The UN has recently called for implementing a billionaire’s tax, a tax that would be used for helping the poor. Indeed, this is a very interesting proposal to try and help those in poverty, but we don’t the UN to come up with a supposed new idea of a tax to help the poor. Rather we already have such a system in place, a 1400-year-old system, called the Zakat, which is one of the main pillars of Islam. The Zakat is a charity tax, and it was a system implemented and installed by the Prophet Muhammad (pbuh), a tax every Muslim must give from their wealth, to the poor. Now if everyone followed the Zakat tax, then the problem of poverty would be solved, and this yet again demonstrates how Islam has practical solutions for many of the worlds problems.
From the AFP:
The United Nations on Thursday called for a tax on billionaires to help raise more than $400 billion a year for poor countries.
An annual lump sum payment by the super-rich is one of a host of measures including a tax on carbon dioxide emissions, currency exchanges or financial transactions proposed in a UN report that accuses wealthy nations of breaking promises to step up aid for the less fortunate.
The annual World Economic and Social Survey says it is critical to find new ways to help the world’s poor as pledged cash fails to flow.
The report estimates that the number of people around the globe worth at least $1 billion rose to 1,226 in 2012.
There are an estimated 425 billionaires in the United States, 315 in the Asia-Pacific region, 310 in Europe, 90 in other North and South American countries and 86 in Africa and the Middle East.
Together they own an estimated $4.6 trillion so a one percent tax on their wealth would raise more than $46 billion, according to the report.
“Would this hurt them?” it questioned.
“The ‘average’ billionaire would own $3.7 billion after paying the tax. If that billionaire spent $1,000 per day, it would take him or her over 10,000 years to spend all his or her wealth,” the report says.
It says that the wealth of billionaires grew at an average rate of four percent a year in the two decades before the 2008-2009 financial crisis.
“If that rate of growth returned with no wealth tax, the average billionaire’s wealth would double in less than 18 years.”

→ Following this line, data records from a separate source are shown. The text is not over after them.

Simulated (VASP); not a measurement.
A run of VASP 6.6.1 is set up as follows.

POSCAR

The idea could appeal to the likes of Warren Buffett, the US tycoon who has complained that he pays a lower tax rate than his secretary. France’s new Socialist government has caused consternation by vowing a 75 percent tax on salaries above one million euros ($1.24 million).
But the UN acknowledged that the idea is unlikely to get widespread support from the target group, saying that for now its tax on the unimaginably wealthy remains “an intriguing possibility.”
“It has not been regarded as a means of raising revenues for international cooperation,” the report says.